"Rhapsody in Blue" by George Gershwin

Rhapsody in Blue was George Gershwin's first extended work, written hastily for performance at a special evening of Big Band Jazz entitled An American Experiment in Modern Music by the Paul Whiteman Orchestra in New York City's Aeolian Hall in February of 1924. The original scoring of the work for Whiteman's band, which included strings was done by Ferde Grofe and published in 1926, with an orchestral version that followed, though it was not published until 1942. Gershwin was given the commission just five weeks before the concert, and Grofe did not receive a copy of the two-piano score until just over two weeks before the performance. Grofe still managed to complete his orchestration with eight days to spare.

Gershwin claimed to have entirely conceived the piece riding on a train from Boston to New York on December 23, 1923, but in fact, the slow theme (United Airlines used this theme for many years) came to him while playing piano at a friend's party a couple of days later. His brother Ira recalls George speaking about the piece to him and provided this quote to be used in a proposed 1985 film by the director Paul Schrader: "You start with an ice-breaker, an ascending clarinet to get the attention, to start to engine. Just after the first theme, four bars in, I stress an unaccented beat. First bump in the road. Same thing two bars later, but fool with the harmony, too. The second bump is also the first turn! With the second theme, five bars later, you're on your way with the scenery all blue and jazzy - but where are you headed? Keep changing keys, turn, detour seven times before hitting the straightaway A Major, like the cycle of fifths ragtime players use. Meantime, I am pitting four notes against three, so you feel like you are accelerating all the time. Add a few classical conventions and you feel like you are listening to Tchaikovsky or Liszt. It's a rhythm for our time. Not just pep. Our pulse."

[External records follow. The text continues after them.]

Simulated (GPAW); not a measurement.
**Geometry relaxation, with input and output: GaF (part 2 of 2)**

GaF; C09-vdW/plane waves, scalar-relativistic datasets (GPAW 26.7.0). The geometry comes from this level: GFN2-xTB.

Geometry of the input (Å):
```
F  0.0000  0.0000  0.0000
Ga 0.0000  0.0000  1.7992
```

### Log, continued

Brother Ira, who was his lyricist, also claims to have convinced George to change the title from American Rhapsody to Rhapsody in Blue. Gershwin kept apologizing to the musicians as the piece was rehearsed that he had hoped to have more time to create a more polished work, but the musicians and their leader, Paul Whiteman, loved the piece. In fact, the importance of its premiere has been likened to that of Gershwin's Hollywood friend Arnold Schoenberg's Pierrot Lunaire and Igor Stravinsky's The Rite of Spring.